Entombed - Serpent Saints - The Ten Amendments review
|Album:||Serpent Saints - The Ten Amendments|
|Release date:||June 2007|
01. Serpent Saints
02. Masters Of Death
04. Thy Kingdom Koma
05. When In Sodom
06. In The Blood
08. The Dead, The Dying and The Dying To Be Dead
09. Warfare, Plague, Famine, Death
10. Love Song For Lucifer
Entombed is a band who have gone through a lot of line-up changes between their previous album, Inferno and this release. First bassist Jorgen Sandstrom quit the band to concentrate on The Project Hate, followed by the departure of founding member and second guitarist Uffe Cederlund and finally drummer Peter Stjärnvind decided call it a day just as Entombed were heading into the studio.
With all these changes I didn't know quite what to expect from this album. I was however, pleasantly surprised. Entombed have produced, yet again, another piece of solid death 'n' roll with their classic trademark guitar sound as heavy and raw as anything from their heyday in the early 90's. After a few listens you can't help but think of the Wolverine Blues album and that they are all the better for it. Although I really enjoyed their last couple of releases, this is definitely a "back to roots" album and I'm sure it will please all those who accused them of going down hill with every release since 'To Ride...'.

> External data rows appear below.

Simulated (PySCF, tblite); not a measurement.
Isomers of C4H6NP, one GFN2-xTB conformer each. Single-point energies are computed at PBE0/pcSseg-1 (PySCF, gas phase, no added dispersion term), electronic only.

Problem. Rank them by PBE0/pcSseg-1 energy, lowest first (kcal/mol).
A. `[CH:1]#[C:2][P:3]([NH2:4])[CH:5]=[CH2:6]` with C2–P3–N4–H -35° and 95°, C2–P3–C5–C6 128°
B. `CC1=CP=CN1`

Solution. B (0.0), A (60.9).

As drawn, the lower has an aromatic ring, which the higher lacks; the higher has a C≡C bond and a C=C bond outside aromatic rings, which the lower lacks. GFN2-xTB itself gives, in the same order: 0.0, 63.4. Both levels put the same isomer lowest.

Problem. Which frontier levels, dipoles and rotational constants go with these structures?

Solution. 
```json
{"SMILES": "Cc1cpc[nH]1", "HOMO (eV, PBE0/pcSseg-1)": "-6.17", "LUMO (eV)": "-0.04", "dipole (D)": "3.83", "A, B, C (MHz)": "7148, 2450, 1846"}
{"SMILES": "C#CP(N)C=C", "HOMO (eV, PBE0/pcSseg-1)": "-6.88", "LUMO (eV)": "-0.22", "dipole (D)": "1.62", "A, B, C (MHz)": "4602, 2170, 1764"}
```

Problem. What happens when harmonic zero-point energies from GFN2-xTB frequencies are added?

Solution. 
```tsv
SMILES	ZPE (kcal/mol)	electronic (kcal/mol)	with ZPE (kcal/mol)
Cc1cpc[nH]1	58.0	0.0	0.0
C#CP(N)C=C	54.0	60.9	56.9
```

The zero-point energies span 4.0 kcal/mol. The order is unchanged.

They've recruited their producer, Nico Elgstrand on full time bass duties and Olle Dahlstedt on drums. They're down to one guitarist but this doesn't appear to have adversely affected them at all. They still sound like a very tight unit and very focused on the sound and atmosphere they're creating. Despite being around for almost 20 years they still sound incredibly new and fresh and haven't developed into a parody of themselves like the majority of bands with eight or nine albums behind them. In fact L-G's vocals are sounding the best they've sounded in years.
Lyrically the album is very tongue in cheek and humorous as always, although even more so and I think this is due to main lyricist Uffe leaving the band. I remember seeing them on the Masters Of Death Tour last year with Grave, Dismember and a few others and I noticed a song on this album entitled 'Masters Of Death'. Upon reading the lyrics to this song I discovered that virtually the entire song is made up of Death/Thrash Metal band names and song titles. I'm presuming this is some sort of Homage to bands they like or something. As with all good bands the words tend to get stuck in your head and you can't help but smile at the chorus to 'In The Blood' which sounds a like a very Metallised R&B pop tune.
Almost every song has a memorable moment in it and there are no fillers, except maybe the slightly weird, but soothing, final track, 'Love Song For Lucifer'. They throw in a few acoustic parts here and there and some effects between some songs and it all flows completely smoothly and not all broken up as with most Death Metal bands when trying something similar. It's very difficult to find a single fault with this album, it's simply Entombed doing what they do best, blasting out the heaviest, grooviest, most attitude filled music ever to come out of Gothenburg. With song titles like 'The Dead, The Dying And The Dying To Be Dead' you can't go wrong.
Overall I give this album a 7.5 out of 10. It's exactly what I'd hoped for but it doesn't exactly push the boundaries or explore any new musical territory, but then again that's not what you want from Entombed.
|Entombed is a classic band, no matter what they release it's almost certain that it will receive good reviews and high ratings, this is only because the band has a very loyal fanbase that are willing to give their left pinky to see the band releasing a new album, everyone who loved "Wolverine blues" kept trusting their band and they never let go, so they'll be jamming the stores just to buy "Serpent Saints" and I'm willing to bet on it...as for the rest of us...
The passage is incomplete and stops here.